Tuesday, July 02, 2013

The Compiler Forest

The Compiler Forest
M.Budiu, J. Galenson and G. D. Plotkin
ESOP 2013

This paper explores a notion of partial compilers, motivated by the problem of compiling high-level code (e.g. LINQ-style collection-based programs) on different architectures, such as multicore, GPU, or database backends.  If we think of a compiler as a simple function $C : source \to target$, then a partial compiler is a function $PC : source \to source' * (target' \to target)$.  Moreover, we can think of a "compilation problem" $C(source,target)$ as a pair of the source language and target language types.  Then a partial compiler $PC : C(source,target) \mathrel{-\!\!\circ} C(source',target')$ translates one "compilation problem" to another, hopefully simpler one: it takes a $source$ and produces a $source'$ together with a function $target' \to target$ that says how to finish compiling to $target$ once the $source'$ has been compiled to $target'$.

An ordinary compiler is then just a partial compiler that reduces the problem of compiling $source$ to $target$ to the "empty" problem $C(unit,unit)$, since $source \to unit * (unit \to target)$ is isomorphic to $source \to target$.

The paper considers different combinators on partial compilers: sequential composition, tensor, conditional, mapping, and iteration.

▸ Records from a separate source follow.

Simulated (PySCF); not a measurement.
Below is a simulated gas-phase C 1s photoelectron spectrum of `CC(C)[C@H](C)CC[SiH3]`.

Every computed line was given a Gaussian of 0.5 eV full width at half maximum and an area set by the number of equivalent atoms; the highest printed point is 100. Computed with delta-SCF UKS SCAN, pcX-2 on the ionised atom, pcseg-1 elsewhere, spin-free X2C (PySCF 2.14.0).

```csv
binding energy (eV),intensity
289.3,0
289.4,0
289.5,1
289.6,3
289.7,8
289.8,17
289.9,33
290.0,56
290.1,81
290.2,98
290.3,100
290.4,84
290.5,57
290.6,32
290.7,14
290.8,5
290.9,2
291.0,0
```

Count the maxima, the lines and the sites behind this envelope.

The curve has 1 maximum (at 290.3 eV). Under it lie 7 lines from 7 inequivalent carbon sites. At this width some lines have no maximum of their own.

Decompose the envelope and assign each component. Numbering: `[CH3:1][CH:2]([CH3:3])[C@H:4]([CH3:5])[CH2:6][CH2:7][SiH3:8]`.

Partial compilers are closely related to tactics, explored by Milner and many others since in the context of theorem proving.  There, a tactic is a function of the form $goal \to goal~list * (proof~list \to proof)$.  It takes a goal formula (theorem to be proved) and decomposes it into a list of subgoals, and a function showing how to translate proofs of the goals back to a proof of the original theorem.  (Thanks to James McKinna for this observation.)

The paper also discusses experience with using these combinators to structure compilers targeting different back-ends.  It would be interesting to see details of particular "leaf" compilers, and specifically to see to what extent a conventional compiler can be decomposed into more modular, partial compilers.  It seems that the approach has mainly been used to compose existing, "monolithic" compilers.  For example, it seems nontrivial to decompose (say) closure conversion or register allocation into tactic-like combinators.  If one can decompose these into smaller modules then one could imagine giving a target specification for a compiler and letting the system search for different compilers to that target.

Looking at existing conventional modular compilers might be a good place to start.